FMBI: 4Q16 Final Review – Increasing FY17 and FY18 EPS Estimates by $0.02 Each; No Change to ‘Mkt-Perform’ Rating

PDF ATTACHEDFMBI 4Q16 EPS Review

Close $24.42 / “Market-Perform” / $26.00 Price Target / HQ=Itasca, IL / $2.51 Bil. Mkt. Cap

  • Increasing FY17 and FY18 EPS estimates by $0.02 each to $1.37 and $1.55, respectively.
  • Standard Bancshares transaction closed on 1/6/17 adding $1.7 billion in loans and $2.1 billion in deposits.
  • No change to ‘Market-Perform’ rating or $26 target.

We are maintaining our ‘Market-Perform’ rating on FMBI shares and leaving our price target at $26/share. Our $26 target assumes FMBI shares trade at ~17x our FY18 EPS estimate and ~225% of forward TBV. These multiples compare to our current FIG Bank peer group medians of ~17x and 230%, respectively.

Earnings Estimates: Taking into account the 4Q16 results and the Standard Bancshares transaction (closed on 1/6/17) we are increasing our FY17 and FY18 EPS estimates by $0.02 each to $1.37 and $1.55, respectively. The EPS adjustments are driven by somewhat higher NII (mostly higher yield accretion vs. prior est.) and partially offset by lower fee income and modestly higher operating expenses. Our FY17 estimate assumes: (1) core loan growth of 8-9% (ex-Standard); (2) a NIM in the 3.85-3.90% area over the next few quarters with NII growth of 39-40% which is in-line with Company guidance; (3) provision expense averaging ~$10 million/qtr.; (4) fee income accounting for ~25% of total revenues; and (5) core operating expenses of ~$101 million in 1Q17 and then trending down modestly from there. Additionally, our FY17 and FY18 estimates assume an effective tax rate of 35%.

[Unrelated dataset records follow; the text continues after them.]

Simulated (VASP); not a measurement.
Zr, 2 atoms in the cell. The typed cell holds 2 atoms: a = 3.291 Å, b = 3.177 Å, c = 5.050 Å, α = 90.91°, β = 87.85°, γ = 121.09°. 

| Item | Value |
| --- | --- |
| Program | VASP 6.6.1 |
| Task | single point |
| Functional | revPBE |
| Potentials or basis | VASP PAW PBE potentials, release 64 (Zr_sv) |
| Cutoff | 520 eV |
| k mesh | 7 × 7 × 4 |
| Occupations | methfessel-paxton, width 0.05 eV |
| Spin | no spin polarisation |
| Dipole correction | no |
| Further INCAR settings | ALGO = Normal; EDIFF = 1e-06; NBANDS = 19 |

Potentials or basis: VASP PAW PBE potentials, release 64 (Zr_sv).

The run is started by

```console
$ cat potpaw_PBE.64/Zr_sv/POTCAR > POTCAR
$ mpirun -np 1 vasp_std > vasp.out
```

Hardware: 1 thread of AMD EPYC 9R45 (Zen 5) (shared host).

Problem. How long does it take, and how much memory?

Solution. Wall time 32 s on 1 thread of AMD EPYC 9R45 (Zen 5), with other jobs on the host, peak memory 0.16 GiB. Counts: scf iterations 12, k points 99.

4Q16 Review: FMBI reported 4Q16 EPS of $0.25 vs. $0.35 in 3Q16. Core EPS were $0.32 and exclude: $7.5 million in merger expenses; a $950k charge for lease cancellation on headquarters; and $323k in securities gains. Core EPS of $0.32 compared to our $0.31 estimate and the consensus of $0.33. For the quarter, a lower provision + slightly higher fee income were offset by lower NII + higher operating expenses (vs. FIG estimates). FMBI also completed the Standard Bancshares acquisition on 1/6/17 adding $1.9 billion in loans and $2.1 billion in deposits. The combined Company now has ~$14 billion in assets.

Other 4Q16 highlights: (1) core loans increased 1.0% Q/Q vs. 1.2% estimate as C&I and agricultural loans were down modestly. At the same time, CRE balances were up 2.6%. For FY17 we are modeling core growth of 8-9% with total loan growth of ~30% (including Standard loan portfolio); (2) driven by one commercial credit asset quality showed some deterioration with total NPAs up 17% to $92 million. NPA+90/Loans+OREO = 1.11% vs. 0.96% at 9/30. Overall, FMBI still has a good handle on credit quality and NCOs remain near the low end of the projected range (FY16 NCOs = 0.24%); and (3) TBV was down 1.2% (vs. 9/30) on the move in AOCI (-$41 million vs. -$13 million at 9/30). TBV is expected to be down 2-3% in 1Q17 taking into account the Standard transaction.

4Q16 Results vs. FIG Estimates: NII was down 3.2% Q/Q to $90.1 million vs. $92.5 million estimate (-.02/share) on lower yield accretion + higher funding costs. The NIM was lower than forecasted while the level of AEA was in-line. The NIM was down 15 bps Q/Q to 3.44% vs. 3.52% estimate. Yield accretion was $1.8 million vs. $3.8 million in 3Q16 and $3.0 million estimate; fee income was slightly better (+.01/share) on higher mortgage revenues and “other” income; the provision was $5.3 million vs. $8.0 million estimate and NCOs of $4.5 million (+.02/share); core operating expenses were $84.2 million vs. $81.7 million estimate (-.02/share); and the effective tax rate was 30.4% vs. 35% estimate (+.01/share).